Provolone, blue cheese and strawberry jam on rye
Sounds horrible, but it’s a long story — not too long, but too long to suit the purposes of it’s origin.
An Ech sandwich is of the variety that are easy to make — so long as everything is on hand. The sandwich was very good — trying to think of an interesting way to say that, brought a month’s delay in doing so, and a lot of divergent projects. Served on olive bread from the Pleasanton Bakery: Seared fervido cerebros, tomatoes, dill pickles, onion, daiya and spinach — tossed with mint chutney and pomegranate-balsamic vinegar.
There are only so many ways to say, the sandwich is very good, to describe the various flavors. They came together nicely, but with little more to say than that, musing started, on how to tie it in to some sort of story — a little dendritic tingle, solely for the sake of entertainment. The subject fell upon was Ech, the semi-mechanical, dusky-brown Nepid, and Captain of the Kuwk, as he took on a greater prominence in the final chapter of monsters — presumably, his origins would make such a sandwich something he would appreciate.
His history, as it turned out, became a little more complicated than expected, and even a brief, sketched outline elongated to several thousand words: This rambling, already, exceeds what is necessary — sandwich, good — the bloated bloviation on poor Ech, certainly would have gone unobserved… But it was an interesting story, also one that really has no real contribution to the greater ideas — though, there are a handful that came about anyway, for different reasons, and even the story of origination became more of a character bit… As often is, Ech was both a victim of monsters, as well as arguably became one, himself: It’s all relative — dependent upon perspective. Most monsters find justification for their actions, at some point: Some come to live with regret, others — like Ech — find their experiences so incomprehensible that their own actions taken against the perpetrators never bear a second thought.
Toastwich. Sort of an impatient person’s grilled cheese. They had a sort of vaunted place in our lives, growing up…
Weekends were very regimented things: Saturdays we went to the market. Sunday we had church. Meals were more of a production, with Dad often stepping in to contribute – often with dinners, but always, his famous Sunday morning breakfasts: The sound of early morning clanking was the occasional tell-tale signal that cinnamon rolls were in production, but always we could count on an elaborate feast of hearty, nut and fruit filled pancakes, or waffles, or omelets served with fancy sausage or Canadian/peameal bacon.

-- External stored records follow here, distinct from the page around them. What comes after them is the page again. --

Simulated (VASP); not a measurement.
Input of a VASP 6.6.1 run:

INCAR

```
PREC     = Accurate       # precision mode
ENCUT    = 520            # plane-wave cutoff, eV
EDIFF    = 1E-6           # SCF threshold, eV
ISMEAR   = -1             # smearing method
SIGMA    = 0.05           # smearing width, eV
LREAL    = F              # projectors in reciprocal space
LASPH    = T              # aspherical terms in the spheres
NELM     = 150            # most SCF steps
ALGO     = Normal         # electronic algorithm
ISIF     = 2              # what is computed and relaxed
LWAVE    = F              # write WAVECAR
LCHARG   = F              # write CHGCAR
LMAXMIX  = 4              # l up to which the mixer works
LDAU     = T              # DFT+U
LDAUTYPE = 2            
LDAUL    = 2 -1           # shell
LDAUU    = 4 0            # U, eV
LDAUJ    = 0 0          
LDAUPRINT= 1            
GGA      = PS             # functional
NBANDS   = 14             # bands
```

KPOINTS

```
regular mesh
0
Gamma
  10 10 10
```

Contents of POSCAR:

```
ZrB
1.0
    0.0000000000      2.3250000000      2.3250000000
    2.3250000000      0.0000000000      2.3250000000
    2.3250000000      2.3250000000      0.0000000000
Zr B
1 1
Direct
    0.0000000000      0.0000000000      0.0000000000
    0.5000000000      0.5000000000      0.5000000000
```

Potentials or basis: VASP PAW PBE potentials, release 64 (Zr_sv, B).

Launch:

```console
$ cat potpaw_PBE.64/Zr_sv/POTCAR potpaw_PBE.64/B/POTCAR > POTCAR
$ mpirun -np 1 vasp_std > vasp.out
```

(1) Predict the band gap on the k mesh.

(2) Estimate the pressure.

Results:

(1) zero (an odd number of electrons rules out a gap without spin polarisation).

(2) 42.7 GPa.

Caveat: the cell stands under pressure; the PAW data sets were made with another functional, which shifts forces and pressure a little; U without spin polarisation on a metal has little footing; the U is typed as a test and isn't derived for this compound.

The breakfasts were a thing, notable to friends and family that were lucky enough to share in the feast. But, so were Saturday lunches.
Hours were spent at the market, grabbing produce, meats and cheese and wine, often cookies at Johnny Macs, nuts, flours, legumes and such at Rocky’s, coffee and spices from Rafel’s. There was a stretch that only the pea-berry Ethiopian coffee would suffice, but then that Brazilian variety arrived… We had to wean away from that. Rafel’s also had all the little bottles of various oil extracts that became a thing in grade school – where we’d twizzle a toothpick in it for several hours and then walk around as if we’d gained some greater gravitas by having a flavored toothpick hanging from our mouths. Also, Gabriel’s: That’s still the best place on the planet – for olives, halva, their red-pepper hummus; yogurt balls…
All the walking, talking and gathering was followed by the unloading – packing all the food into two fridges, including one in the garage that eventually failed, but still reserved its purpose, regardless, though probably less effectively. The freezer was on the bottom, and over time, it would grow massive walls of ice that eventually would need removing – it locked, a foot-pedal used to swing it open.
What followed, then, was arraying of what was foraged: Often sandwiches made of all the lunch meats and cheeses from Hirt’s, fruit, and the desultory passing of the nut-cracker, as we worked our way through assorted, in-shell nuts. Then, of course, the cookies.
But on occasion, on only ever Saturdays for lunch, sometimes we’d have cheese toastwiches. They were received like gifts on Christmas morning – a treat so simple, but perceived so exotic and so infrequently enjoyed: They were celebrated. Irrationally… For whatever reason, toastwiches were never asked for, just occasionally presented and exalted: Served, always, with a sprinkling of Worcestershire. Once in a while, always on Saturday for lunch.
With all the chaos involved in current family life, it’s hard to conceive we held to such strict routines: They’ve all been left to history as we scramble every week to cram in all the abundant activities, though toastwiches remain a rarity – and not held with the same regard by the new generation, perhaps because the lack of association as a novelty to routine. We probably would have scoffed at these as kids: There was a rumor that tomatoes were disliked, and pesto had yet to become a thing – and who ever heard of garlic scapes?
Tortas are like mole: Everyone’s is different. The first torta tasted was decades back in an unrecalled location, maybe Chicago, or somewhere in Indiana, but it was served with an amazing sauce, recollected — as mole. So when we stopped into a dinky little spot in the old-town part of Lansing, mole was again asked for, and what was brought, was a delicious, spicy and very dark red sauce.
The next time we stopped there and ordered the very exact same thing, what was brought out was an oily, bright red sauce. It was not quite as good…
These tortas use both a tomato paste as condiment, and a powerfully potent red sauce:
This was heavily diluted with red bells, to make it palatable all around — perhaps to its detriment. It is a good sandwich, but not that exotic flavor either remembered or imagined, long ago.
Without expectations, the boys thought they were quite good.